Keeping multiple dictionaries in sync when one is the super set of the rest

Question

I want to have a class with dictionaries that contain nodes, but nodes can be of several sorts: points, vertices,... (and possible others) I want to efficiently loop and access over either one of these (over all nodes, just over points, just over vertices...).

The class would therefore be:

class A:
   _nodes: dict
   _points: dict
   _vertices: dict

Bu surely, if I modify points, it will not modify nodes and vice-versa.

My first idea was to use data descriptors to keep them in sync, but this didn't really work (or at least I don't know how to implement this). Is it possible?

I can just implement nodes a dict of dicts and implement vertices and points as properties.

class A:
   _nodes = dict{"points": dict(), "vertices": dict()}
   @property
   def _points(self):
        return(self._nodes["points"])
   @property
   def _vertices(self):
        return(self._nodes["vertices"])

But I'm thinking that it might be time consuming to compute the hash and have additional dictionary lookups every time I will access either points or vertices.

And also, ideally, I wanted to have a public cached property view for nodes, vertices and points (and updating these using data desciptors)

class NodeDescriptor():
    def __set__(self, obj, value):
        od = obj.__dict__
        od["_nodes"] = value
        if "nodes" in od: del od["nodes"]
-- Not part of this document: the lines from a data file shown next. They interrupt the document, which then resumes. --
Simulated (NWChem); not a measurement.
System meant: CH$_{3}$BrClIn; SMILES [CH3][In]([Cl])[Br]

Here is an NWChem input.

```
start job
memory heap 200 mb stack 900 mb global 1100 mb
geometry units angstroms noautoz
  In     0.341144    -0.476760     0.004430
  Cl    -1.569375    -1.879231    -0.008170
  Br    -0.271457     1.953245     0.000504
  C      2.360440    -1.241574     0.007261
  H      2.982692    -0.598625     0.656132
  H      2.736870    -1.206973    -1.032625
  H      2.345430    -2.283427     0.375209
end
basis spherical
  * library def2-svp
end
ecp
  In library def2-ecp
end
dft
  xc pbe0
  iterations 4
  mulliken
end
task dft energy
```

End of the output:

 class PointDescriptor(): ...
 class VertexDescriptor(): ...

class A:
   _nodes = NodeDesciptor()
   _points = PointDesciptor()
   _vertices = VertexDesciptor()

   @cached_property
   def nodes(self): return NodeView(self._nodes)
   @cached_property
   def points(self): return NodeView(self._points)
   @cached_property
   def vertices(self): return NodeView(self._vertices)

But here the idea to keep nodes as a dict of dict does not work, since we cannot call the descriptor whenever we change nodes["vertex"] = new_dict()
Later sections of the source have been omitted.